Arizona guard Brandon Williams warmed up before the Utah game but a return remains uncertain. 

The Utah Utes play their home games in front of the second-largest fan base in the Pac-12, with jeering students virtually hovering over the court, and at a 4,900-foot altitude that can crush an opponent’s breath.

Yet, this Friday between his team’s games with Arizona and ASU, Utes coach Larry Krystkowiak plans to check his team into a hotel. While it’s not unusual for a high-major team to do so before home games, the Utes are clearly trying to replicate something they can’t find at home.

“I just know the mentality when we get on the road, (players) spend a lot of time together,” Krystkowiak said this week. “We sleep well. … I don’t think we’ve got guys making bad decisions at home. Maybe it’s not just specific to us. It’s a little something to us in the air right now, that teams know they’ve got to go out and compete on the road.”

It’s not just them. Nor is it Arizona, which has lost three of its past four home games in front of the biggest crowds in the conference. The Utes’ baffling ability to win on the road (5-1) but lose at home (2-3) in conference play is something the rest of the Pac-12 has experienced at nearly a record-breaking pace this season.
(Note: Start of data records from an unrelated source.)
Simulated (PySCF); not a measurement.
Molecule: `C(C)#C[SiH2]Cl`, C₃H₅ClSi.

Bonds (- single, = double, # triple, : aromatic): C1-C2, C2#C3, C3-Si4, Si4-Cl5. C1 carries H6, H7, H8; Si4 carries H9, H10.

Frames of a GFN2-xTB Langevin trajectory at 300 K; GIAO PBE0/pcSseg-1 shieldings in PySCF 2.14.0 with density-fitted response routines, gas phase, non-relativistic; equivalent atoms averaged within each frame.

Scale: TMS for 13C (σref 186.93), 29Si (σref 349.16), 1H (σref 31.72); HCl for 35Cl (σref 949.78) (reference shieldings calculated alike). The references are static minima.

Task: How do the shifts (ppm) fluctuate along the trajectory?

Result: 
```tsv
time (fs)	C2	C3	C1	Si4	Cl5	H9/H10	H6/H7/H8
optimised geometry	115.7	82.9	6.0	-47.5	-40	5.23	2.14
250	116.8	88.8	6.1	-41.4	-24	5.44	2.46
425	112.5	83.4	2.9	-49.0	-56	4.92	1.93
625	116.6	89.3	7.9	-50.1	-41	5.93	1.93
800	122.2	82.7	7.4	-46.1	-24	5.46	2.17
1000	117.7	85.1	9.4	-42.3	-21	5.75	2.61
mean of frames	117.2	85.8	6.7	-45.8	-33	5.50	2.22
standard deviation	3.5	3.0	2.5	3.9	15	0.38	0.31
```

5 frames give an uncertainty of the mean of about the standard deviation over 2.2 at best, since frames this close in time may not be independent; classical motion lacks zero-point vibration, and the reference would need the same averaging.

Pac-12 teams collectively are 30-36 on the road in league play, a 45.4 percent mark that is on pace to become the highest road winning percentage since the league expanded to 12 teams in 2011-12. It also isn’t far below the all-time best road mark of 46.6 percent (42-48) that the league collectively had in 2007-08.

Moreover, through six of 10 weeks in league play, there have already been eight road sweeps in conference play, two shy of the record of 10 set in 2016-17. Arizona swept Stanford and Cal last month, while Utah swept both California trips.

Coach Sean Miller and the UA, losers of five straight games and three out of four at home, hope to regroup against a Utah team experiencing a kind of reverse home-court advantage.

The Utes lost at home to Washington on Jan. 10, and to Oregon and Oregon State just before making the trip to Los Angeles last weekend.

“I don’t really have an answer for the rest of the teams in our league,” UA coach Sean Miller said of the Pac-12’s collective home woes. “I think Oregon and Oregon State are both good teams. And maybe Utah didn’t play as well (against them), but what they did is what everybody wants to do and that’s bounce back. They went to arguably the hardest trip in our conference and they swept the L.A. schools, which says a lot.

“I’m sure they’re going to bounce back at home and return to Salt Lake with a lot of confidence.”

They may need more than confidence, though. The last time the Utes were at home, Oregon and Oregon State pulled out victories, and the Beavers combined their 76-74 win at Salt Lake on Jan. 31 with an 81-72 win at Colorado on Feb. 2 for a rare Beavers road sweep.

“We’ve got to compete with more urgency at home,” Krystkowiak said.

Things are just as weird at Colorado, despite students sitting adjacent to the opposing bench and a mile-high altitude that has had Miller even adjust his substitution patterns in an effort to ward off fatigue.

The Buffs just swept UCLA and USC in Los Angeles last weekend for only their second road sweep ever since joining the conference … but were just 2-2 in Pac-12 home games entering their game with ASU on Wednesday, having lost to Washington and Oregon State at its CU Events Center.

SCOUTING REPORT: Arizona Wildcats vs. Utah Utes

As Colorado found, part of the Pac-12’s lack of home-court dominance might be a lack of fans. Neither UCLA (7,925) nor USC (3,133) are drawing big crowds this season, and when the Trojans attracted 3,974 fans against Colorado, many of them were rooting for the Buffs.

CU coach Tad Boyle said friends and family of Southern California-born forward Evan Battey were part of the support, but said other parents, administrators and alumni were on hand.

“I saw the Buff contingent and you heard them during the game,” Boyle told Buffzone.com. “There’s 23,000 Colorado alumni in the state of California, so it was a big game for us. It was a big game for our university, as UCLA was.”

Arizona had a similar experience during its sweep at Stanford and Cal, where the modest four-figure crowds featured roughly 1,000 UA fans, thanks to a small traveling party from Tucson and the Wildcats’ large Bay Area alumni base.

Being just 3-3 at home in Pac-12 play, with losses to Oregon, Washington and Washington State at McKale Center, maybe the Wildcats don’t have much to lose on the road this weekend.

They’ll get to check into hotels, too — because they have to.

“For us, it might be good,” Miller said. “We’ll get a chance to be together, kind of alone, and get a chance to work on what we need to work on to continue to improve.”